The interior of the 911 Carrera RS 2.7 ‘Light’ (M471) was pared back to the essentials, according to the customer’s requirements and the production date. Among other things, the rear seats, carpets, clock, coat hooks and armrests were omitted. Upon request from the customer, two lightweight seat shells replaced the heavier sports seats. Even the Porsche crest on the bonnet was initially glued on. Compared to the ‘Touring’ equipment package (M472), the ‘Sport’ weighed 115 kilograms less, with a kerb weight of 960 kg. It was priced at 34,000 German marks. The Sport package (M471) cost 700 German marks, while the Touring package (M472) was 2,500 German marks. The equipment package that was chosen therefore defined the respective version of the 911 Carrera RS 2.7.

The car’s 2.7-litre flat-six fuel-injected engine produced a powerful 210 PS at 6,300 rpm and developed 255 Nm at 5,100 rpm. This enabled the Sport version to accelerate from 0 to 100 km/h in 5.8 seconds, making the 911 Carrera RS 2.7 the first production car to break the six-second mark set by the German trade journal ‘auto, motor und sport’. The top speed crossed the 245 km/h mark. (Touring 6.3 seconds, 240 km/h). The RS 2.7 became the ideal synthesis between weight, performance, aerodynamics and handling.

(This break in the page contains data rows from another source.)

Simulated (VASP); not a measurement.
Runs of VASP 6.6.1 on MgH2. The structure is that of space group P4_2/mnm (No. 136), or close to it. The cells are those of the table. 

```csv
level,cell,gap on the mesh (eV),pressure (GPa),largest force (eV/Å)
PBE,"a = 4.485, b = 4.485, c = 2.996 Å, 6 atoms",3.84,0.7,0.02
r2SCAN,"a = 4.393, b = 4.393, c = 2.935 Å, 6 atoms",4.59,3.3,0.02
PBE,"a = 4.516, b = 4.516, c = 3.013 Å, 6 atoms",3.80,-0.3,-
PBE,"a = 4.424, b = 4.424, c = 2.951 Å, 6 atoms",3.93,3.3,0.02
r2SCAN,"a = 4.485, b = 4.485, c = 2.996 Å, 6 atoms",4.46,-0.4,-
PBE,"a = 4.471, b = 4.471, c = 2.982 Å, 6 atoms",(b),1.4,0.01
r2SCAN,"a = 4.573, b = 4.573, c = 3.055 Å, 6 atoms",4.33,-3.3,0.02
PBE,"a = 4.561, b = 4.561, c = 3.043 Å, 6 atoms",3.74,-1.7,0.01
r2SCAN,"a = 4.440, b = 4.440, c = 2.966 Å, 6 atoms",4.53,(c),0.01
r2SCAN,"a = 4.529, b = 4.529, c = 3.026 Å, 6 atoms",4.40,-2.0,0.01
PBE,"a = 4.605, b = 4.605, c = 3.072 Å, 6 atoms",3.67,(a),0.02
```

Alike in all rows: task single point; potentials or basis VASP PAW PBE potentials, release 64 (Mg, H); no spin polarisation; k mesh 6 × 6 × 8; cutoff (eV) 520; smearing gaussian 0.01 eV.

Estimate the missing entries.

The body was all about weight reduction. Thin sheet metal, thin windows, plastic parts and the elimination of insulation helped to decrease the total vehicle weight of the racing cars to less than the 900 kg required for the new model to be homologated.

First time with rear spoiler

At the same time, the aerodynamics were improved. The aim was to minimise lift on the front and rear axles at high speeds in order to achieve more neutral handling. For the first time, engineers Hermann Burst and Tilman Brodbeck, together with stylist Rolf Wiener, developed a rear spoiler, testing it in the wind tunnel and on test tracks. The aim was to retain the formal closed bodystyle of the 911, to compensate for the drawbacks of the sloping rear by means of suitable and stylistically appropriate measures and to improve the aerodynamics of the 911.

911 Carrera RS 2.7, 1973, Porsche AG

The elevation of the new duck tail pushed the 911 Carrera RS 2.7 closer to the road when the car was driven at speed and supplied the rear engine with additional cooling air. The effect was achieved without any increase in drag; in fact, its top speed increased by 4.5 km/h. “During tests, we found that with a taller spoiler we could increase the top speed due to the decrease in drag. So we kept raising the rear spoiler upward by millimetres with sheet metal at the tear-off edge until we found the reversal point at which the drag increased again,” explains Falk. On 5 August 1972, the three Porsche employees filed the patent disclosure document No. 2238704 with the German Patent Office.

The engineers also set to work on the chassis. Porsche had experience by this stage of racing with wider rear wheels, so the development engineers tried this out on the 911 Carrera RS 2.7 as well. “We wanted to improve traction and handling with wide tyres on the rear axle because the greatest weight is found on the rear axle,” recalls Falk. For the first time at Porsche, a series production car featured different tyre sizes on the front and rear axles. Fuchs forged 6 J × 15 wheels with 185/70 VR-15 tyres could be found at the front, 7 J × 15 with 215/60 VR-15 tyres at the rear. To make them fit, Porsche widened the body by 42 mm at the rear near the wheel arches. “When this worked well in development, production and sales, all subsequent models were fitted with this combination,” Falk continues.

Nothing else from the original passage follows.